While on a church sponsored retreat and tucked into my cot at night, I began humming. The array of bare coiled springs under the mattress hummed back, but only when I hummed certain notes. Later I asked my dad why. He explained the concept of sympathetic resonance specific to the precise (tuned) frequency of that set of springs. He explained that all flexible structures are capable of bending in response to external pressure, then returning to a relaxed state. When subjected to a discrete frequency of vibration, a structure will attempt to flex and relax at that frequency, and at a directly proportional amplitude; the stronger the signal, the stronger the responding vibration.

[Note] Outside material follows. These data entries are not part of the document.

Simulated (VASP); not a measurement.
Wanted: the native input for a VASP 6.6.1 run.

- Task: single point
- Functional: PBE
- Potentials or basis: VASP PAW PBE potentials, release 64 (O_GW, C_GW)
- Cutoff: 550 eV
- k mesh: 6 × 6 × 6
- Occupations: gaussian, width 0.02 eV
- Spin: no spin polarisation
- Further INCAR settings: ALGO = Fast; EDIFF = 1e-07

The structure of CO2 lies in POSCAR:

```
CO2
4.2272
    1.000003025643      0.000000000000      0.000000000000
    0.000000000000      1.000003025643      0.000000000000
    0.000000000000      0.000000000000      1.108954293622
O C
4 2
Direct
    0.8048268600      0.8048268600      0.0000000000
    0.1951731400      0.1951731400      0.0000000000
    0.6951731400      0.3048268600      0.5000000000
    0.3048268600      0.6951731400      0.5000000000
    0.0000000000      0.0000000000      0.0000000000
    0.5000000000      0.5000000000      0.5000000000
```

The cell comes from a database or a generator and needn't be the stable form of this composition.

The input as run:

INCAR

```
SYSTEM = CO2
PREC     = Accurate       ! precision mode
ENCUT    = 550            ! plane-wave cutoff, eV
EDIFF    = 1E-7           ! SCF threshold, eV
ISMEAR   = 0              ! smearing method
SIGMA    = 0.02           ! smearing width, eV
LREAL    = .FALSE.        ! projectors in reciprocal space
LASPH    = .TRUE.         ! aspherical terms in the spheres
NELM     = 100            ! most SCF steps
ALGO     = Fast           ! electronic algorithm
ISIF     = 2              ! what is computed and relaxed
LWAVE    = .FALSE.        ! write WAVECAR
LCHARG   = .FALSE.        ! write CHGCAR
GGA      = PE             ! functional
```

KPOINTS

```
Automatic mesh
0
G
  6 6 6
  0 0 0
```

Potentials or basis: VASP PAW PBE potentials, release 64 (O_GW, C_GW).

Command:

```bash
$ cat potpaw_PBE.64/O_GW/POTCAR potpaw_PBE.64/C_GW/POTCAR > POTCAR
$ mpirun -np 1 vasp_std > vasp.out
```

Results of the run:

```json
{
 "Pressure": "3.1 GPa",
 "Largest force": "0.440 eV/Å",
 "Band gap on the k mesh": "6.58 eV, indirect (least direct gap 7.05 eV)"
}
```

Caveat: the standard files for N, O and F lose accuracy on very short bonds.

The physical world is amazing, this case in point being the simple coiled set of springs supporting my camper’s mattress. Everywhere I looked there were wonderful things to learn about. In this case, the resonant frequency was determined by the composition, shape, and size of the spring wire, by the form and additive effect of the coils, by the fixed locations and terminations of the individual elements and by the nature of the coupling at the points of fixation. Not to be ignored is the length, width, and breadth of the integrated construct. I have a suspicion that my presence, a weighted shape pre-loading the system, had an implication, but I hesitate, not wanting to spoil what I have understood as a lovely reality by introducing yet another complexity to obfuscate clarity of insight. (Keep it simple, stupid!) Visualizing, much less calculating, the whole concept would be difficult, but I was eager to try and see if I could be one of the relentlessly curious who would figure it out.
Equally interesting, imagine a still pond impacted by a single pebble. The waveform generated propagates outward concentrically at a frequency specific to the viscosity of the fluid, and to the size, shape, surface texture, and weight of the pebble. A second pebble, dropped at a distance from the original, sets up a pattern specific to its own unique entry. When the two patterns intersect each other, a new (interference) pattern is created, and a whole new set of observations and inferences can be appreciated describing the additive (diffraction) pattern. Though any number of waveforms and interstices can be introduced, a multiplicity of added pebbles, rocks, and boulders, creates great beauty and confusion. Keeping to the simple truths fosters clarity, so I set aside the lovely complexities and pray over the bones of what is laid bare.
When I graduated from high school in 1956, girls didn’t go to engineering school, but that fact meant nothing to me. My father said I could do anything I wanted to do. Growing up resisting my mother’s confused realities was good training for resisting peer pressure that said that above all I must please the boys and play dumb. That struck me as a very condescending attitude. I wouldn’t like a boy anyway who would fall for such stupid manipulation. I applied and was accepted at Carnegie Institute of Technology, with a major in Engineering Physics.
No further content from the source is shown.